Danielle, Kassi and Karly are learning to get along as a team...although we have days where their make-believe worlds collide :-)  Brad, donning a very devilish grin for a pastor, made a joke about their imaginary friends not even getting along he was leaving for work one day this past week...fun times!  Sometimes I feel like I have the triplets from the movie, Brave.  Yesterday, after I told them to clean their room I went up to find even more clothes, toys...and even the curtains pulled down because someone thought it would be funny to wrap them around her to play princess....needless to say, toys were removed from their room and now have to be earned back little by little.

I think I mentioned that Savannah may have to testify in court....this has been delayed.  Apparently, new evidence has been submitted that may change this case or the charges.  I am still hopeful that she will not have to testify, but from the appointments we have had so far to prepare her for this possibility, I have been encouraged by her boldness.  If you have been praying for her regarding this situation, thank you!  She could still use prayer, but we do not have a revised date for this to happen. 

Today, with VBS behind us and school right in front of us, we are headed out to do some "Back to School" shopping. 

Sunday, August 5, 2012

Picture Updates

I haven't posted any pictures for a while, so finally uploaded some from the last couple of weeks for you...enjoy!


I remember when I would say I was going to lay out I meant on a trampoline with baby oil....I wanted to get as dark a tan as possible....so when these three told me they were going to lay out I had to laugh when I looked out the window and saw this. Soaking in the shade! 

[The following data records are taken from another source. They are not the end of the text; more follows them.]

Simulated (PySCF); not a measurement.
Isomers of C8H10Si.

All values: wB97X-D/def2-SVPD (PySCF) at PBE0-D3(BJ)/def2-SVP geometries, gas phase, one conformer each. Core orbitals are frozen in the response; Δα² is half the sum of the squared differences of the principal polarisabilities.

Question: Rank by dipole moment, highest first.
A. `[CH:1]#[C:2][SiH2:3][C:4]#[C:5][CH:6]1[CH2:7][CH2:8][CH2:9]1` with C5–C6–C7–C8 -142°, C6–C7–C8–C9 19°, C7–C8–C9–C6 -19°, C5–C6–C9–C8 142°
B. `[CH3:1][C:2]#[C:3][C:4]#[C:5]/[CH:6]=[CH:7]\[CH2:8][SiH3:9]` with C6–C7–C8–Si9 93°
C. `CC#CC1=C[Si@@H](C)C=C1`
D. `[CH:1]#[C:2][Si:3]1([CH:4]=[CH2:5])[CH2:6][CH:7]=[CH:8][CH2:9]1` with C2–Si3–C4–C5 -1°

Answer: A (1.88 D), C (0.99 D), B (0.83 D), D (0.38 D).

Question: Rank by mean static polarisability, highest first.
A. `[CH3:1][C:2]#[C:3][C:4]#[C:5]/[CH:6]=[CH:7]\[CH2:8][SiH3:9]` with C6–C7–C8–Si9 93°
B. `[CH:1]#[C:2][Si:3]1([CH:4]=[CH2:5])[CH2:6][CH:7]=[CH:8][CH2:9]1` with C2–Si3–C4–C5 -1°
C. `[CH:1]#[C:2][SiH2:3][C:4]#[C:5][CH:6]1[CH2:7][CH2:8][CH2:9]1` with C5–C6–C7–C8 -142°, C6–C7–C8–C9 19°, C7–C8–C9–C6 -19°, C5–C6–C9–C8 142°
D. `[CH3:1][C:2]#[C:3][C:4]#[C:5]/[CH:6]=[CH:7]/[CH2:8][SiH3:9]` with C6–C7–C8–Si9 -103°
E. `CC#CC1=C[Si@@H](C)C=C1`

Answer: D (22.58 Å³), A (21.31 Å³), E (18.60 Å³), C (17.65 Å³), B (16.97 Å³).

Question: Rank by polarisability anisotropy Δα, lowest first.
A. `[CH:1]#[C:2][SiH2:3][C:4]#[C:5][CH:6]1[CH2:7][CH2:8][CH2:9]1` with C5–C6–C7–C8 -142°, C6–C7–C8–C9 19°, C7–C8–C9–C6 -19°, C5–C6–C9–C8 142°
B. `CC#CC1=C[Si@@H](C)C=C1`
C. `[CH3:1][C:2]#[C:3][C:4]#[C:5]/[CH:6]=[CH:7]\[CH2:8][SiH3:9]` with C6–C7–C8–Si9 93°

These three drama queens have been practicing two skits for an audition for a new character on Adventures in Odyssey.  They all read for the audition and this is a picture of them after the audition was over.  We won't know if any of them will be a finalist for this new character until October, but who knows...it was a fun experience and they had something to work toward.  They all made great improvements in their reading/acting abilities with Brad's coaching...and a little of my input :-)


I said I would let them have a bubble bath, but then they wanted the jets....a little bubble soap and the jets makes for a ton of bubbles....but, they loved it and I couldn't resist getting a picture after I was sure we were not flooding the bathroom with bubbles :-)

Karly has been making some strides this summer with letter recognition and so I thought this weekend would be a good time for me to sit a while with her and let her give reading a try....we started reading one of Grandma's Dick and Jane books and she took off!  I was kidding her after each "chapter" that we should just close the book because she was growing up too fast...which made her want to read even more.  A while after tucking her in bed for the night I went to check on her and this is what I found...(having to call Brad up to see how I am finding them sleeping has to be in my top 10 favorite parts of being a parent)


I feel a little sorry for Minnie Mouse, but this is a great representation of the phrase, "Can't put a good book down..."  Bet you didn't know those Dick and Jane books were so addictive.

Have a Fosterrific week!





Friday, August 3, 2012

HI, MY NAME IS SCARED

Karly has been super excited to be starting Preschool this fall...she has been looking forward to it every year as she watches her older sisters put on their backpacks and sobs as they leave for school pretty much every morning.  (We do have a lot of drama in our home...I am usually emotionally spent before I start work at 8am  :-)  So, I have been a little surprised this summer that she is starting to show some anxiety about it.  I try to walk them through things that are making them anxious in order to visualize themselves being successful...normally it helps, like this past week they were all scared to jump off the diving board and I told them to just think they were jumping into a huge bowl of their favorite ice cream...their swim teachers thought it was a little strange that they yelled out an ice cream flavor before they jumped, but it worked!... :-)  Karly told me later she yelled, "Rainbow Sherbet, here I come!" I wish I had been right by the diving board to see how it played out with all the girls because all of their stories of it were pretty comical.  BUT this time was so funny.  I had Karly imagine she is walking into her preschool class and I wanted her to practice going up to another kid in her mind and saying "hi, my name is Karly...what's your name?"  So, she starts to say it for me...but, she ends up saying, "Hi, my name is Scared"...I have laughed so hard over that one...imagine if we all actually did that!  OK, maybe it is just funny to me, but I am rolling!  I think it is because I actually feel like this a lot of the time. You have to face your own fears to teach your kids to overcome theirs...that kind-of stinks...no one ever told me that! :-)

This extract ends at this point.